Relying on the Benevolence of the Rich

Recently it was announced that the top executives of Transocean (the company in charge of the oil rig that caused the worse oil spill in US history) would be receiving salary bonuses for their safety record. Naturally outrage ensued and as a result the executives announced they would be donating their bonuses to the oil rigs victims. Isn’t that kind of them? No really, is it kindness that propelled them to do this. How about the betterment of society? No, it wasn’t either of those things. It was fear; it was fear that public outrage would reach such a pitch that it would initiate legislative changes to executive compensation. Over the last few years as Americans settled deeply into what we knew would be a long recession we’ve been shocked on several occasions by news that executives of large corporations have received huge bonuses despite the catastrophes that occurred under their leadership. But really why should they do anything less, over the last generation and a half we’ve been told that the wealthy make jobs and no one can do the job better then them.

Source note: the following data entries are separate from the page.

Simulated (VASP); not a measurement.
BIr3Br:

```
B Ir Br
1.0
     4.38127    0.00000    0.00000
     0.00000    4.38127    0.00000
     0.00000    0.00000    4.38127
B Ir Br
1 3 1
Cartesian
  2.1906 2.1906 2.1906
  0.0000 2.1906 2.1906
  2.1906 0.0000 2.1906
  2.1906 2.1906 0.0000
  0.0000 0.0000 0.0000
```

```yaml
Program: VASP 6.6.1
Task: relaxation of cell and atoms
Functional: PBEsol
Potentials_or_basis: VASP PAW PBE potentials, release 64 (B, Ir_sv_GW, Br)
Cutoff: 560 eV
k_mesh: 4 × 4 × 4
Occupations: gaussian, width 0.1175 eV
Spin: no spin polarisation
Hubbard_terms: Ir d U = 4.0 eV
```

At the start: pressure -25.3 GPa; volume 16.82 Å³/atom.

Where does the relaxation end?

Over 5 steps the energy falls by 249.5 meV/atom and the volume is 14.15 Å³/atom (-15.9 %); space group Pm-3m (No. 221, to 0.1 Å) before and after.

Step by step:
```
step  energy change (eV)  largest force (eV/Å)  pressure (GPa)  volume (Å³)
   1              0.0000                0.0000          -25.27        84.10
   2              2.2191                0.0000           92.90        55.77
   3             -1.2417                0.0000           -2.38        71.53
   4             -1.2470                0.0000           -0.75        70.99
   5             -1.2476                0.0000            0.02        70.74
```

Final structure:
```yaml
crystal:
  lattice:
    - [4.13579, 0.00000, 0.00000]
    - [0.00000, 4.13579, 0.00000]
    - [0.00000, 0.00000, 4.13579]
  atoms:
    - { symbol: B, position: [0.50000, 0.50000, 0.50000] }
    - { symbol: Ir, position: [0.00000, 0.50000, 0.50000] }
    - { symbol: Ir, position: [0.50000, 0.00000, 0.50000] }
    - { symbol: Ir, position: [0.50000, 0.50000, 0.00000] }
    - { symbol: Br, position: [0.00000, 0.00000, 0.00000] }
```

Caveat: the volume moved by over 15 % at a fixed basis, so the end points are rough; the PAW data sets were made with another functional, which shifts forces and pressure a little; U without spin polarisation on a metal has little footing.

It is called trickled down economics or Reaganomics give the wealthy more money and they will create the jobs. Give Lebron the ball and he will score because that’s just what he does and that’s just what they do. The notion has been if we just reduce the taxes on the rich then they will do the magic voodoo that they do to create jobs and wealth for everyone. By the way it isn’t me who coined that theory as voodoo. No that honor goes to the vice president of the Reagan administration George Herbert Walker Bush. During the republican primaries Bush Sr. lambasted Reagan’s economic theories as completely implausible. But you can’t argue with results can you? Under Reagan the economy grew and his tax cuts are the reason, right? Well for all of Reagan’s government is the problem rhetoric he sure spent a lot of government money. He just didn’t have the decency to pay for it. During his administration the debt grew over 180% the largest expansion in government debt in the last 50 years. He put his expansion of governmental spending on a couple of credit cards, in fact the one he tapped a lot was the social security credit card, because he didn’t believe it should exist anyway so why try to save that money. Over the course of his administration it is hard to say the tax cuts specifically had a positive effect on the economy, but if spending was cut to the levels dictated by the decrease in revenue few would argue that it would have a net positive effect.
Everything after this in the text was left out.